How is US Inflation affecting the Indian Stock Market?
Rise in Inflation in the US? But why it is affecting the Indian Stock Market?
Yes, India Stock markets were under heavy selling pressure as there was a spike in US inflation and the expectations that the US Federal Reserve would hike the rate for controlling the money supply in the economy and bringing down Inflation.
Also, another reason for the selling off in the stock markets is due to conflict between Russia and Ukraine. The US on Monday warned that Russia could invade Ukraine at any time, which pushed oil prices to seven-year highs and sent investors scurrying to buy safe-haven government bonds.
So, in today’s blog, we will discuss how Indian Stock Markets are getting affected by the rise in the US Inflation rate:
What is Inflation?
In simple terms, Inflation refers to a gradual increase in the prices of goods and services. So when Inflation rises, the cost of living increases, leading to a lower purchasing price.
When the average income of people rises, more products and services are bought. Due to this, demand increases more than the supply of goods and services.
Thus, goods and services are scarce, which makes the buyers pay more, leading to increases in prices that cause a rise in inflation in the economy.
Inflation and Stock Markets
When this rate rises, the Fed raises the loans and deposits rates to reduce the money supply in the economy. The main goal is to encourage people to save money and reduce liquidity by bringing the rates down.
As the rates get costlier, the capital cost for companies increases and the projected cash flows are valued lower.
Now let us discuss how it impacts the stocks:
As these rates rise, the speculation about the products and services also rises, which leads to a volatile market. The change in the inflation rates largely impacts value stocks as their stock prices are directly linked to this rate.
Thus, when this rate rises, the prices of the value stocks also increase and perform better. Whereas growth stocks have a negative relationship with this rate. The prices of the growth stocks drop when this rate decreases.

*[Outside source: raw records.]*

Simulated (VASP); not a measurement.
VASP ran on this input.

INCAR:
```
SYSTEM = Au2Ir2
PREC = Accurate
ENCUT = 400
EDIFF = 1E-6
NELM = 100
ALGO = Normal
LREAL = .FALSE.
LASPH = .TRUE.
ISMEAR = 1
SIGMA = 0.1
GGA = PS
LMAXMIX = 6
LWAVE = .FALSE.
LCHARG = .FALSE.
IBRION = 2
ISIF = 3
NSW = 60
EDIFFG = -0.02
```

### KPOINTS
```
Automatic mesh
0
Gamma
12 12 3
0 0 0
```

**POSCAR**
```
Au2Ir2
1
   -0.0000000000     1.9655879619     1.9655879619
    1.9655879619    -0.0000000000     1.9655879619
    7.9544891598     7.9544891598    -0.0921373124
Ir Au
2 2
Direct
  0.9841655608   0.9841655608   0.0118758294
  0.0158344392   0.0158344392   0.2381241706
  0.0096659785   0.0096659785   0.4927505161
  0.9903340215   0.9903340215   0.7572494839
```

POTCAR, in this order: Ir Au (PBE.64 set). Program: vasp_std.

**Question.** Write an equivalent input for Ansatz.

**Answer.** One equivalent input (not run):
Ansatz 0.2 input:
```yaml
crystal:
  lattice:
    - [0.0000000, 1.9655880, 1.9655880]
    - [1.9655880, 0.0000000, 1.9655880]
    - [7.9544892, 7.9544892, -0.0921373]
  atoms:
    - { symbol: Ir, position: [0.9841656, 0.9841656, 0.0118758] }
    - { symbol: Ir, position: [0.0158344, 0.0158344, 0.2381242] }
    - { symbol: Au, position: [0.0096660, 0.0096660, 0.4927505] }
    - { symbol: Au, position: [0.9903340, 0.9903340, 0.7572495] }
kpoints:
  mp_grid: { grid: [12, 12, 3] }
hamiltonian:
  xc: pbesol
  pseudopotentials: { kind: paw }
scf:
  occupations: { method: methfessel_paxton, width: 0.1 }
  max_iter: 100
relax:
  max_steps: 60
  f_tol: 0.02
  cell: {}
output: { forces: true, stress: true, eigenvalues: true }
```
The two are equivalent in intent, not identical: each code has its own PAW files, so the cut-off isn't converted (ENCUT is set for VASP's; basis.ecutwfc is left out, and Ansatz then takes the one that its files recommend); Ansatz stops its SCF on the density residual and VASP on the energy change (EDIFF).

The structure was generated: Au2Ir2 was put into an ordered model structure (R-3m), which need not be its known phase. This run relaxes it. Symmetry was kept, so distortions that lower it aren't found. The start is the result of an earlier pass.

US inflation rose to a new 40-year high of 7.5 percent in January, with the annual core rate excluding food and energy running at 6 percent, the fastest since 1982.
Because of this reason, it was speculated that the Fed could raise the rates and halt its bond-buying programme which markets are accustomed to.
So, a rise in the US interest rates and a cut down of bond-buying by the Fed will reduce the dollar supply, leading to redemption in global funds.
This would also force funds to sell equities aggressively to readjust to the new liquidity scenario.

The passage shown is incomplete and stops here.